The “who would dare doubt this” appeal is surprising to find in our pages. Until about five minutes ago, the protection of abortion itself was “undoubted” because progressives were haughtily confident that no one would call them on their dearth of constitutional mooring. I fear my colleagues go with “undoubted” because they don’t want to say aloud what this implicitly means: They believe the supposed federal power to regulate abortion is a matter of substantive due process. It’s just that, unlike progressives, they undertake to accomplish a limited ban rather than make it available on demand.

Of course, having for decades held the concept of substantive due process in disdain, and rightly so, we would prefer to rely on a rhetorical flourish about “basic civil rights” — one eerily reminiscent of Justice Anthony Kennedy’s wooly jurisprudence of liberty, which was so impossible to defend as a matter of constitutional law that he notoriously resorted (as Justice Antonin Scalia scathingly observed) to the “sweet mystery of life” theory (“At the heart of liberty is the right to define one’s own concept of existence, of meaning, of the universe, and of the mystery of human life”).

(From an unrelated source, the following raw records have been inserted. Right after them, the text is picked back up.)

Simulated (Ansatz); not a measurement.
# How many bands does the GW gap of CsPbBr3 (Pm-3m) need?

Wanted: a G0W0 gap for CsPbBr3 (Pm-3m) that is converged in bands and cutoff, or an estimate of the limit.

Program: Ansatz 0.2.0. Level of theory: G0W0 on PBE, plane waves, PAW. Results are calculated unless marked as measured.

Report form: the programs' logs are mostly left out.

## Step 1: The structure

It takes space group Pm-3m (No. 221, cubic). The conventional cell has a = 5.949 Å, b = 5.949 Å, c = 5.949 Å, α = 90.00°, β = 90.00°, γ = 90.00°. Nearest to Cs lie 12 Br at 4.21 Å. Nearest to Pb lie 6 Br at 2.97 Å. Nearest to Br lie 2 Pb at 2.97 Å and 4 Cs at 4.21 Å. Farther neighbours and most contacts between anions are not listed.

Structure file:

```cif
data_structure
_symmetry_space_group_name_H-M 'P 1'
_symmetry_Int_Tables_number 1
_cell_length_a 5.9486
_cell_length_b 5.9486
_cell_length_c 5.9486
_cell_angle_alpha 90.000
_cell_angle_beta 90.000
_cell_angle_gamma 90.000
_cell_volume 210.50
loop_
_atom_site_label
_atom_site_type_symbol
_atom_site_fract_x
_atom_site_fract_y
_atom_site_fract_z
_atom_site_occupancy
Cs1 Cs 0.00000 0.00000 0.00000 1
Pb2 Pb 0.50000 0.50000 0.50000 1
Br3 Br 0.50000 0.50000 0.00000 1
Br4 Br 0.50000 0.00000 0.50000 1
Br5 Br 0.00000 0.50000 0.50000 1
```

No, our editorial is not that out there. Still, basic civil rights? What are they? Where in the 14th Amendment are they located? And, the answer on abortion being obviously nowhere, what do you suppose the Left will do with “basic civil rights” once it has our imprimatur?

Given the extent to which National Review has quite appropriately opposed expansions of federal power based on progressives’ endlessly elastic interpretation of the commerce clause, the only plausible source of federal power to protect unborn life by outlawing abortion is the 14th Amendment. The editors concede as much. Within that amendment, however, there are only two conceivable sources: the due-process clause (out of which the contrivance of substantive due process was fabricated) and the privileges or immunities clause.

On the latter, I am persuaded by the brilliant work of Evan D. Bernick and Randy E. Barnett (The Original Meaning of the Fourteenth Amendment) that the privileges or immunities clause could be a source of expanded civil rights over time. But as a plain textual matter, the clause’s protections apply only to citizens of the United States. There is no sensible way to construe unborn children as citizens of the United States. As Jonathan Adler has explained, citizens are those “born or naturalized in the United States” — the unborn have never been understood to fit this category.

That leaves substantive due process. Many constitutional conservatives would shun any reliance on this dubious doctrine. But assuming it is available to us (and I assume the editors are relying on it), Dobbs has most recently instructed that rights not enumerated in the Constitution have no call on 14th Amendment protection unless they are “deeply rooted in this Nation’s history and tradition,” and “implicit in the concept of ordered liberty” (quoting from Washington v. Glucksberg).

Personally, I believe a ban on abortion would be “implicit in the concept of ordered liberty” in a nation that honors a culture of life. Alas, that is very different from saying we currently inhabit such a nation.

Moreover, in light of the last century of life under Roe and its progeny, as well as the loosening of abortion restrictions that was underway in the states in the years prior to Roe (and which constitutional conservatives have rightly argued that Roe invalidly interrupted), I simply don’t see how a right against abortion can rationally be seen as deeply rooted in the nation’s history and tradition. I wish it were otherwise, but we have a very checkered history and tradition in this regard.

If the Left were proposing something along the lines of what our editorial is proposing, the first thing we would do is pin the proponents down on the constitutional roots of their claim of federal power. We would not let them get away with “undoubted.”

I am also unmoved by the editorial’s catalogue of positions taken by Republicans and conservatives over the years that have implied a federal power to outlaw and regulate abortion. This is not a stare decisis question. (You may remember stare decisis as the doctrine of respect for precedent that we vigorously argued was no reason to retain the Court’s pro-abortion cases.) It is also not a hypocrisy test. When we were in the Roe trap, everything was unconstitutional — we were trying to minimize the damage of a world in which abortion-on-demand was invalidly and monstrously deemed a constitutional right.

Now we are in a post-Dobbs world where the Constitution is back in force. We are not pushing against an unconstitutional order. We are proposing a federal power for which there is no constitutional support.

The regulation of abortion is a state issue. The federal constitution has nothing to say about it. If we’ve now suddenly decided it does, nothing prevents a Democrat-controlled Congress from imposing Roe on the nation by legislation, just as the Supreme Court imposed it by judicial decision. By proposing a federal regulation ourselves, we are gutting the rationale for arguing in the future that the Democrats’ gambit lacks constitutional legitimacy. We’ll be sorry about that.

In any event, I humbly ask my colleagues exactly what they would ask if Democrats were trying to do something like this: Please, tell me exactly where in the Constitution you locate the power of the federal government to outlaw abortion. Don’t tell me it’s “undoubted,” because I am doubting. Give me a clause — and if you’re relying on substantive due process, say so . . . and explain why it’s okay when we do it but not when they do it.